Wednesday, January 20, 2010

Bonfire - a tabletop/laptop integration

(Comments left on Jacob Faires' Blog.)



Bonfire was developed by Shaun Kane, Daniel Avrahami, Jacob O. Wobbrock, Beverly Harrison, Adam D. Rea, Matthai Philipose, and Anthony LaMarca of the DUB Group at the University of Washington.

The main goal of Bonfire was to create a self-contained, portable nomadic computins system that combined effectively combined the best features of both laptop and tabletop systems.

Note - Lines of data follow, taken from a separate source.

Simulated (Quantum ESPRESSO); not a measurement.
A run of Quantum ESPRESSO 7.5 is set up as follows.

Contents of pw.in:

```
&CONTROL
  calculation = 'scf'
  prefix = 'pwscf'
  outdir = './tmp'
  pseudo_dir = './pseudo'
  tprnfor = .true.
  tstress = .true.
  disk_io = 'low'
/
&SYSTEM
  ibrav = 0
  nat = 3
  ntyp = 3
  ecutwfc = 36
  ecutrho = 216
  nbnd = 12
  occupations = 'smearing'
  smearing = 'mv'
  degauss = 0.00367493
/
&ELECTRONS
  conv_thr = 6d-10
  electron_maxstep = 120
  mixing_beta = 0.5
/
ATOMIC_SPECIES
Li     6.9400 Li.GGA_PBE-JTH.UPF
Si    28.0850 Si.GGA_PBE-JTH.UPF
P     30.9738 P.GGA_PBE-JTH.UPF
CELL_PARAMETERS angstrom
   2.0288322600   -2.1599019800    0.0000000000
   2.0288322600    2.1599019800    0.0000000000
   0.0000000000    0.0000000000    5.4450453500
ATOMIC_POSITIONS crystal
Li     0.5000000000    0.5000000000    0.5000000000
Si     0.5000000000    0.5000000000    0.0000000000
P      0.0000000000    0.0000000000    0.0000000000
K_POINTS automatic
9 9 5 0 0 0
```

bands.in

The Bonfire system has 2 laptop mounted projectors and cameras
that make an interaction area on either side of laptop that
allows the user to manipulate data on either side of the laptop
like a table system but also provides the existing benefits
provided by a laptop such as keyboard and mouse input and
existing laptop applications.

The Bonfire paper itself claims that the integration of
the laptop and tabletop scheme:
"1) enables observing periphery and responsding appropriately
to the casual placement of objects within its field of view.
2) Enables integration between physical and digital objects via
computer vision.
3) Provides a horizontal surface in tandem with the usual
vertical laptop display, allowing direct pointing and gestures.
4) Enlarges the input/output space to enrich existing applications
"

Object selection - Adaptive Background subtraction
At start up, the current view is the background.
Areas added to the background are classified as foreground objects.
If an introduced object is not recognized it is added
to the background and unused objects can also be incorporated
into the background.

Finger detection uses a color based metric
and identifies extended points as fingers.
A single finger uses the tip of the finger as the cursor.
Multiple fingers use the midpoint as the cursor.

A user can interact with the projection space by using
tapping, dragging, flicking and crossing.

Taps - both accelerometer and user's finger near target
Drags - 2 fingers across the surface
Flicks - 1 finger across the surface. Only in cardinal directions
Crossing - detects when finger moves across interactive elements
______________________

My spill:
Now that all sounds a tad complicated but the basic idea is really cool.
You have an area to each side of your laptop where you can have extra computing
space that not only can show be used for more window space, but also have other cool
features that interact with the physical world.

Features like object recognition. The computer can recognize objects like my spiral
note-books and then bring up the online powerpoints from that class or maybe open
up a word document that has my report based on lecture notes.

The bonfire paper also had a pretty neat feature where the computer would recognize
a cup of coffee and then update how much the user has spent on coffee and chart calorie intakes.

As a gamer, my personal favorite example they provided was using the bonfire system
as a input menu space for MMORPG that would allow the user to quickcast spell or
or maybe display a map on beside the laptop while freeing up space for other things
on the main laptop screen.

This is definitely the direction I like to see computing going in.
More useful interaction with the environment and intelligent use of space and use of computer sensing and intelligence. Very cool.

The paper also touched on a very good point that the bonfire system covers the weakness of both laptops and table tops. Laptops lack interactivity with the physical
while tabletops lack the sophisticated input and portability.
That's progress.

The real faults that Bonfire needs to be aware of is about the marketing and pricing of laptops equipped with this kind of technology. I would suspect that the initial introduction of these units would be pricey and if people aren't aware, this kind of product could flop. The other thing I worry about is how much the system would actually be able to recognize. If the number of items it can recognize is too small, then Bonfire could end up looking like some novelty feature that really doesn't do too much.